For the next eight years, he served the people of Bristol County as their District Attorney and led an office that made great progress in reducing gun violence and decreasing gang activity, solving cold cases, and promoting the rights of victims. Mr. Sutter also received the SouthCoast Man of the Year award for 2007. In 2010, he received the Massachusetts Nursing Association’s “Advocate for Nursing” award. In November of 2010, he was elected to a second term as Bristol County District Attorney. Later that month, he became president of the Massachusetts District Attorney’s Association. For the next four years, Mr. Sutter led an office that continued to make great strides in reducing gun violence. In 2013, he oversaw the investigation of the murder of Odin Lloyd, which led to the arrest, indictment, and subsequent conviction of Aaron Hernandez, the former all-pro for the New England Patriots.

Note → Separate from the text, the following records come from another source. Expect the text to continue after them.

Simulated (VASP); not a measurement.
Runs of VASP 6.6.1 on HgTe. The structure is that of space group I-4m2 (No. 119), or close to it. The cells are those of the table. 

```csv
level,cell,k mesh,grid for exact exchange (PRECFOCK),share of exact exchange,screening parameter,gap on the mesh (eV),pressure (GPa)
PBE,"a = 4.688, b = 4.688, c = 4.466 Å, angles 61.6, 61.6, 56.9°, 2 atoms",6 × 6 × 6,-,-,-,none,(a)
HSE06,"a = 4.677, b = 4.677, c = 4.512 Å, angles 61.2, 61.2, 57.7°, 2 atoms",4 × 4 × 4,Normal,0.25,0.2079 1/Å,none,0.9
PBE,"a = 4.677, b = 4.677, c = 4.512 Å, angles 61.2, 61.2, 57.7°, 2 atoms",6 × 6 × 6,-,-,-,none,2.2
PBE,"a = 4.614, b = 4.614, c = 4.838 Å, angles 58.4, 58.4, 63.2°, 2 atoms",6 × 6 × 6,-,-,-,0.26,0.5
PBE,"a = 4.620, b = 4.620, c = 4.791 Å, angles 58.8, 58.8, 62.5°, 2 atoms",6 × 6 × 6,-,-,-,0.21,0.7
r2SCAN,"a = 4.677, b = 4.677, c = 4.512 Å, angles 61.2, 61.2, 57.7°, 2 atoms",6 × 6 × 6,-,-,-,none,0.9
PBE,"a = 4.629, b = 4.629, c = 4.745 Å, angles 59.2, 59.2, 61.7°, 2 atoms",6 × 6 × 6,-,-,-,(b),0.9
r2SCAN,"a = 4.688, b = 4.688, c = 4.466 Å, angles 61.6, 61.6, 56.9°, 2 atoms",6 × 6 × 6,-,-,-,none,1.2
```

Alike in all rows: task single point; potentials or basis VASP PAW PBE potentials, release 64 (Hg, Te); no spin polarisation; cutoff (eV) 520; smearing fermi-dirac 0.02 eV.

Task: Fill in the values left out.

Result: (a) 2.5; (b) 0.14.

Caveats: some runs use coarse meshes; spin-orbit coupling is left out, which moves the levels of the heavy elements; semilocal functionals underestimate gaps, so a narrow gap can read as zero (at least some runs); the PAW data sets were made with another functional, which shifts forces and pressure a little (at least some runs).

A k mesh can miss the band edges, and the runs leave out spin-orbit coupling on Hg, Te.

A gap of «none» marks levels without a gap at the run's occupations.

In 2014, concerned about political instability in his hometown of Fall River, he ran for mayor in a special election and won. For changing the direction of his career and winning that special election, as well as for the continued success of the Bristol County District Attorney’s Office, Sutter again received the Massachusetts Lawyers Weekly Lawyer of the Year award. Sutter served one year as Mayor of Fall River. He focused on fostering economic development, which he did with the securing of a new Amazon Fulfillment Center, the redevelopment of the New Harbor Mall, and the expansion of small businesses throughout the city. Mr. Sutter also, as Mayor, served as Chairman of the School Committee in a year that saw continued progress in the Fall River Public Schools. His administration was also able to produce and pass a balanced budget during a very difficult fiscal climate.
In 2016, Sutter returned to the private practice of law, and he is now excited to begin his collaboration with Resmini Law. He lives with his wife, Dorothy, in Fall River. They have three children: two sons and one daughter.